1. Archive

Two parties' primary trails now traverse different terrain

Published Sep. 26, 2005

With Iowa and New Hampshire behind them, the presidential contests now diverge.

George W. Bush, John McCain and the rest of the Republican field will fight their battles in increments, hopscotching from primary state to primary state over the next four weeks.

Democrats Al Gore and Bill Bradley, faced with no interruptions before the huge and potentially decisive 11-state primary March 7, will conduct what is for all intents and purposes a national campaign.

That means that while Bush and McCain will adjust their messages to regional peculiarities and interests, the Democrats will devise more sweeping strategies.

Republican landscape

DELAWARE, TUESDAY: McCain, the landslide winner in Tuesday's New Hampshire primary, has chosen to bypass Delaware's primary to concentrate on more critical states such as South Carolina and Michigan. But millionaire publisher Steve Forbes is hoping to reprise his 1996 primary victory there. Bush, who has the money and the organization to compete coast-to-coast, is not taking the state for granted.

SOUTH CAROLINA, FEB. 19: Bush enters the state with a 20-point lead in the polls, money in the bank, religious conservatives on his side and the support of such Republican stalwarts as former Govs. Carroll Campbell and David Beasley. McCain hopes to galvanize the state's 400,000 military veterans and its independent voters.

MICHIGAN, FEB. 22: This is the first big state, demographically diverse and with up to 58 delegates. The state's popular Republican governor, John Engler, has vowed to deliver the state for Bush. But McCain is spending money there, and hoping a victory in South Carolina will give him a boost.

ARIZONA, FEB. 22: McCain's home state could be a hazard. Forbes won the state's 1996 Republican primary and Bush has the support of the state's Republican governor, Jane Dee Hull. McCain is not spending a great deal of time or money in his own state, counting on being its favorite son. A loss there could hurt symbolically and cost him 30 delegates; the winner takes them all.

In each of these states, the election rules allow independent voters to participate in the GOP primary. McCain hopes to exploit that, but not all independent, or non-party, voters have the same iconoclastic sensibilities as New Hampshire independents.

SUPER TUESDAY, MARCH 7: If McCain makes it this far, then this is his ultimate test. About a dozen states, including California and New York, are on the line. This is where Bush's money and organization are critical: Air time for political ads in California alone runs about $1.5-million a week per candidate, by one estimate.

"You have to be on the air to speak to voters," said Leslie Goodman, a Republican communications consultant in California who has advised the Bush camp. "You can't do retail politics like McCain did in New Hampshire."

McCain has a significant Super Tuesday handicap: He's not on the ballot in a number of New York congressional districts, kicked off by stiff party eligibility rules.

Democratic landscape

Both Gore and Bradley are embracing coast-to-coast strategies aimed at Super Tuesday. Like McCain in the Republican contests, Bradley is betting on independent and unaffiliated voters.

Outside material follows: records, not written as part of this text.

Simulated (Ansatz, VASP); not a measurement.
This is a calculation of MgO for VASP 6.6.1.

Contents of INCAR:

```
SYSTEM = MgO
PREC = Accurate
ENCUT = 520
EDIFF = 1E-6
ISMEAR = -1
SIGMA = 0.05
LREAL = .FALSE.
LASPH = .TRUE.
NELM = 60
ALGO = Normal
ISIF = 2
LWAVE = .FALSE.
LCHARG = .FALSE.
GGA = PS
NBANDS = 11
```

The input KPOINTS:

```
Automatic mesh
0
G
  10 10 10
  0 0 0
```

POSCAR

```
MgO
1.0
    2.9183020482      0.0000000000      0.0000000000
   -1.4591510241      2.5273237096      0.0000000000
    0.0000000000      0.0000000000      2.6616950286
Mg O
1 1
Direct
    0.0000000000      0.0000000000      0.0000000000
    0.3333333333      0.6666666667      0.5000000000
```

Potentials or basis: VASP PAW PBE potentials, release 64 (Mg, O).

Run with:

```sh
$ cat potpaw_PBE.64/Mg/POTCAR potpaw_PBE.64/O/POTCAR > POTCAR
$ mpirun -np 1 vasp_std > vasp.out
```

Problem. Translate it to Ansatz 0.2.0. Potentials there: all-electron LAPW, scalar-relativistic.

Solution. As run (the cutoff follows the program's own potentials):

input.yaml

Only three of the 11 Democratic primaries that day are closed to independent voters: Maryland, Connecticut and New York. The rest allow voters who are not registered Democrats to vote and, if New Hampshire is a guide, Bradley can count on their support.

Five of the Super Tuesday states are in New England, where Bradley receives high favorable ratings, but the big prizes, as they are for Republicans, are New York and California.

In New York, Bradley still wears the mantle of hometown hero from his days as a member of the New York Knicks basketball team. Still, New York's prohibition on independent voters deprives Bradley of one potential bloc of support.

Gore has a substantial lead in the California polls, though that could dissipate quickly once the two candidates get their messages on television and voters begin to pay attention.

On the trail today

Bradley campaigns in San Francisco. Gore also is in California before flying to Washington state for an event in Olympia. McCain and Bush are in South Carolina, with the governor breaking off for a Detroit event. Forbes is in Delaware.